I believe we are all in agreement now.

I'll make sure to take pictures when I swap out my SSD and Toshiba HDDs. Its gonna be fun, because I only have one External HDD, here's my plan:

Partition the WD 2TB external I currently have into Partition A and B, each one TB. Move all my movies and media onto partition B, to bring the internal storage requirement below 160GB.

Turn on Time Machine Backup using Partition A.

Swap out the Toshiba HDD for the new SSD, then Restore using the TMB on Partition A

Put the Toshiba in the external enclosure, format, and move the media on Partition B to the new external.

Format the WD 2TB back to one partition, and use Time machine to back up both the internal SSD and the Portable Media Drive.

That's my plan. I'll post pictures when I'm done.
 
Does anyone know of a good Benchmark I can run on my MBP? I'm currently running OSX 10.6, and I would like to be able to post the results of some good benchmarks, for the old Toshiba and the New Intel SSD.

I know anand wrote a script to automatically launch 15 common OSX programs, so they could accuratly measure real world performance after installing an SSD, but I cannot find the article, much less the script.

I'd like to run a complete set of benchmarks if possible, and post the pre-post results to this thread.

I just don't know where to find the benchmark programs.
 
I dont know how to quote from an article so:

***QUOTE from "The SSD Relapse: Understanding and Choosing the Best SSD, 8/30/2009"***

The drive most OEMs are now shipping is an even older, lower performing Samsung SSD based on an older controller.

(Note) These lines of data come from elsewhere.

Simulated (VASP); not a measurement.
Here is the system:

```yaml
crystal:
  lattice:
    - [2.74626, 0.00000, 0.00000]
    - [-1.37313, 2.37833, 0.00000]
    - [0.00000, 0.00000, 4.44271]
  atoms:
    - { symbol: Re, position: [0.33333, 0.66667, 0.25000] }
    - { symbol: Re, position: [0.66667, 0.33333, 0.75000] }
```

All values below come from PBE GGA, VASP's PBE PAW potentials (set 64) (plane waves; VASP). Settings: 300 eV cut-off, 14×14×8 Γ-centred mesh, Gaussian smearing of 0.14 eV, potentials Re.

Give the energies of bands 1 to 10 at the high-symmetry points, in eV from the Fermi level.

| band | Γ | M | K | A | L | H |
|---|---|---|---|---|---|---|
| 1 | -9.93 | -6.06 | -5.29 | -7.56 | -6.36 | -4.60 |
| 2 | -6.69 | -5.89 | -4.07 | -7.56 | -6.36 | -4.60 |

I talked to some of the vendors who ship Samsung RBB based SSDs and got some sales data. They simply can’t give these drives away. The Indilinx based drives outsell those based on the Samsung RBB controller by over 40:1. If end users are smart enough to choose Indilinx and Intel, why aren't companies like Apple and Lenovo?

Don't ever opt for the SSD upgrade from any of these OEMs if you've got the option of buying your own Indilinx or Intel drive and swapping it in there. If you don't know how, post in our forums; someone will help you out.

***END QUOTE***

I had no idea the SSD's OEM's put in their computers sucked so bad.